“Three shots were fired,” Merriman Smith reported from the press car in Dallas, Texas.

“Three shots were fired,” are the first four words of  Marc Ryan’s new book title.

Four bold words; “Three shots were fired,” marked former President John F. Kennedy’s death on November 22, 1963.

Friday, November 22, of this year will mark the fiftieth anniversary of JFK’s assassination.

She was a sophomore in high school, about 15 or 16 years old. “I was walking through the halls of my high school and people started yelling that the President had been assassinated,” Chair of the Journalism Department at Keene State College, Rose Kundanis, said.

He was 12 years old. “All of us gasped and were horrified,” professor of philosophy at KSC, Sander Lee, said about hearing of the former President’s assassination.

Marc Ryan, former professor of journalism at KSC, told the story from the journalist’s perspective of the event.

File Photo / Associated Press: In this Monday, Nov. 25, 1963, file photo, 3-year-old John F. Kennedy Jr. salutes his father’s casket in Washington, three days after the president was assassinated in Dallas. Widow Jacqueline Kennedy, center, and daughter Caroline Kennedy, are accompanied by the late President’s brothers, Sen. Edward Kennedy, left, and Attorney General Robert Kennedy.

File Photo / Associated Press: In this Monday, Nov. 25, 1963, file photo, 3-year-old John F. Kennedy Jr. salutes his father’s casket in Washington, three days after the president was assassinated in Dallas. Widow Jacqueline Kennedy, center, and daughter Caroline Kennedy, are accompanied by the late President’s brothers, Sen. Edward Kennedy, left, and Attorney General Robert Kennedy.

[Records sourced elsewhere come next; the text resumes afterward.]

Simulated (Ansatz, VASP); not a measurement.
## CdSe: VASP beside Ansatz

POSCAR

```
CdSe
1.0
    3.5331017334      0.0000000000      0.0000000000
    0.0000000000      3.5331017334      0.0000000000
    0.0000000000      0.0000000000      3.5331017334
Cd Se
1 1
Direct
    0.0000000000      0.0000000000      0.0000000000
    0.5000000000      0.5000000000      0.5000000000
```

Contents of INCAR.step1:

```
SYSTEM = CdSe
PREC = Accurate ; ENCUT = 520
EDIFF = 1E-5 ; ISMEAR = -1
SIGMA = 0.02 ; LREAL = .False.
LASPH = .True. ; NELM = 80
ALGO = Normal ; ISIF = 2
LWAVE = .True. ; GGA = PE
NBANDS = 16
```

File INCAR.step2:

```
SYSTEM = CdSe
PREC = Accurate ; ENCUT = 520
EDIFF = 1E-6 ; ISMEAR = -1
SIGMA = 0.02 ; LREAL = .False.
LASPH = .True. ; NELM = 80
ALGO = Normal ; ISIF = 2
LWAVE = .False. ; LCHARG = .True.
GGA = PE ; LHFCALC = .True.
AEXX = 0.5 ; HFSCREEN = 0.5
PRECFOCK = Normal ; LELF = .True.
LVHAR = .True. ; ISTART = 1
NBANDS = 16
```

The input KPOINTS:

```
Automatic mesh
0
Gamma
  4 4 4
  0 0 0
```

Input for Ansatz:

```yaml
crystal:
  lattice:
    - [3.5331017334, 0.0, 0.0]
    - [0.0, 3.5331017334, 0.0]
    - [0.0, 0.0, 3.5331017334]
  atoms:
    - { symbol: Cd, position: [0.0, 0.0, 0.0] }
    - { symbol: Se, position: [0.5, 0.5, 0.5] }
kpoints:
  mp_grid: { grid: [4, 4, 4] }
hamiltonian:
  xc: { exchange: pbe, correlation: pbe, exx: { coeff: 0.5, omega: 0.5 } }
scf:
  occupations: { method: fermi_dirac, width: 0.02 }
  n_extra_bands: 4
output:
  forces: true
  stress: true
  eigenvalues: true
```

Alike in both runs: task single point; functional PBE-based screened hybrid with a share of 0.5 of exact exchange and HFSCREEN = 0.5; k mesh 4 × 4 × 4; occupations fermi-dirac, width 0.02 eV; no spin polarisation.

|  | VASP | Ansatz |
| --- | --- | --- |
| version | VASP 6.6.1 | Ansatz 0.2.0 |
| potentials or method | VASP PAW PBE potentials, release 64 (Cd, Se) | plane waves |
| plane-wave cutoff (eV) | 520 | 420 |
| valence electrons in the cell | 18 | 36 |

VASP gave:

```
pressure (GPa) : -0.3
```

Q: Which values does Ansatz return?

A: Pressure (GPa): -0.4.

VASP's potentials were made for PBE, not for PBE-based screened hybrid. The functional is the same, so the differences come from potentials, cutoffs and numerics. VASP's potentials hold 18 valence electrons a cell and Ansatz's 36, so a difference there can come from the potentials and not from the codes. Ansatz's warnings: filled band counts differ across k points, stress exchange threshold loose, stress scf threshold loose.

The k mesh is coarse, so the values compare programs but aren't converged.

“Tell the story in a way it hasn’t been told before,” Ryan said.

Kundanis said she remembers a school concert was supposed to take place the day of JFK’s assassination. Instead of a full concert, only one song was sang. “The whole concert was canceled and the song that we sang was, “Let There Be Peace On Earth,” Kundanis said, as she became emotional remembering the day’s events.

She said she recalls watching the television coverage on the Sunday after the assassination and seeing Jack Ruby kill Lee Harvey Oswald.

“The whole thing became very personalized not only because of our participation with the concert, but also watching a follow-up [to the assassination of JFK] on TV,” Kundanis said.

According to Kundanis, the coverage she watched of that day included photographs of the family. Kundanish said the televised coverage of the McCarthy trials and the assassination of JFK and Martin Luther King Jr., among other tragedies, made a shift in her generation.

“So once we did get to the late sixties, that’s when people were saying, ‘The whole world is watching,’” Kundanis said, “because that’s what our generation grew up with—is the idea that the whole world is watching.”

Lee lived in Dallas, Texas at the time of the assassination. He said he recalled the school gathering in a room with a large television set to watch the coverage in black and white. The coverage his school watched was from CBS and he saw Walter Cronkite’s emotional announcement of the President’s death.

Lee said people watched the coverage all weekend through the time of the former President’s funeral. “It was not common back in those days for people to watch television continuously,” Lee said.

According to Lee, it was the first time the public was able to establish a bond with the reporters.

The broadcasts were everywhere and even if no new news was coming in, the reporters were still reporting the story. “It was the first time, I think, that television became the source for news,” Lee said, “that newspapers and radio stopped being a source for the news.”

Ryan wrote an electronic book this year on the coverage of the JFK assassination. The book is called, “Three Shots Were Fired: JFK’s Assassination and T.V.’s First Global Story.”

“I’m a big fan of different,” Ryan said, which is a reason he wrote the book. “There’s a lot of books on how he died and who killed him, but you have to look at it from all angles,” Ryan said.

His book is all about the television coverage of the JFK assassination. Ryan feels a personal connection because his father, Bill Ryan who worked for NBC, was the first person on the television to broadcast JFK’s assassination. He said he remembers his father working for ten hours on the story and by the end of it, he wanted to talk to no one.

According to Ryan, there was a press car in the procession in Dallas when former president Kennedy rode through. In the press car, were four people from the media, including Merriman Smith. When the shots rang out, there was a physical fight in that car to get to the phone.

Ryan said it was not common for a phone to be in a car in that time period. Smith was the first one to get to the phone and the first words of the assassination were, “Three shots were fired.” According to Ryan, that was where he found the name for his book.

“Controlled panic,” were the two words Bill Ryan chose to describe the setting of the newsroom that day.

Marc Ryan said all information came over the telephone and wire machines. The reporters were scrambling to get as much information as they could out to the public about this event. “It was the first time people turned off the radio and turned on the TV,” Ryan said.

Ryan connected the assassination of JFK to more recent events. “With your generation, it’s 9/11 or the Boston bombing,” Ryan said.

Ryan posts on a website called wordpress.com, which has information on the JFK assassination as well as his new book. He has also been featured on the website “It’s All About TV”

“This is really TV’s first global story,” Ryan said. He continued, “I didn’t write the book to make money, I did it to tell the story.”